Editor’s note: This is Leonard Pitts’ latest installment in his “What Works” series on education programs uplifting African-American kids.

SUNFLOWER, Miss. — Joaquin Burse wants to go to Harvard and be a laser tech.

You might think that’s a lofty goal. Truth is, you have no idea how lofty it is.

Because Joaquin, 13, is black and lives here, in the heart of Mississippi’s Delta, where the teen pregnancy rate is said to be about 25 percent, and half of all young people grow up in poverty. To get here from Memphis, you drive past two prisons, dozens of cotton fields and innumerable junk cars. This is not, in sum, a place where most people have even heard of the career Joaquin dreams.

But he has an advantage: it is the Freedom Project.

If the name resonates, you’re remembering Freedom Summer, 1964, when college kids descended on Mississippi to teach black children and register their parents to vote. The Freedom Project, created in the idealistic spirit of that era, was founded in 1998 by Chris Myers Asch and Shawn Raymond, alumni of Teach for America, which recruits recent college graduates to teach in urban and rural schools, and Charles McLaurin, an organizer of the original Freedom Summer.

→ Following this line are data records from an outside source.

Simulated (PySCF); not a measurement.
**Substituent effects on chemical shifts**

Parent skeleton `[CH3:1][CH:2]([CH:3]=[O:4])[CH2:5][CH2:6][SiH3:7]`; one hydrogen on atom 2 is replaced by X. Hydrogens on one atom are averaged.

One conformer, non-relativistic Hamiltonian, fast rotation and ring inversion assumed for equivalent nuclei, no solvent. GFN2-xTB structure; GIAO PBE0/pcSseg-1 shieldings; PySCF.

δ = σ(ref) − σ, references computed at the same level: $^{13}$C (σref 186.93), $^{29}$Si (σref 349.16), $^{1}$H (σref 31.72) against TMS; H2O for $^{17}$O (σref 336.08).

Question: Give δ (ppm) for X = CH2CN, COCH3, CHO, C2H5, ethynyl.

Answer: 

The result? A nonprofit program, tucked into an obscure corner of an obscure place, offering academic enrichment, martial arts, media production classes, mentoring, exposure to writers like Rudyard Kipling, and field trips to such far-flung places as Mexico and Washington.

Here are the numbers: 42 kids currently enrolled (families are asked to pay $300 annually, no small amount here). An annual budget of $200,000, much of it from donors like the Kellogg Foundation.

One gets a better idea of this program’s success by talking to the kids who are enrolled in it. They are, in a word, focused. Like Amberly, who plans to attend USC to be a vet, like Alesha, who wants to study law, like Joaquin, who’s going to Harvard. “I think it’s somewhere I’ve got to get,” he says, “because most of the people in my family didn’t get a chance to go to college.”

In such a place it is easy to believe lofty dreams are for other people. So the key to success, says McLaurin, lies in offering young people lessons and experiences that broaden their understanding of the world. That’s what worked for him.

“When I first saw Martin Luther King,” he recalls, “right away I wanted to be like him. The young man who mentioned that he wanted to go to Harvard, I bet you there are not 20 people in this community that have even thought about Harvard. Maybe something was already in him, but through this project, he has seen the possibility.”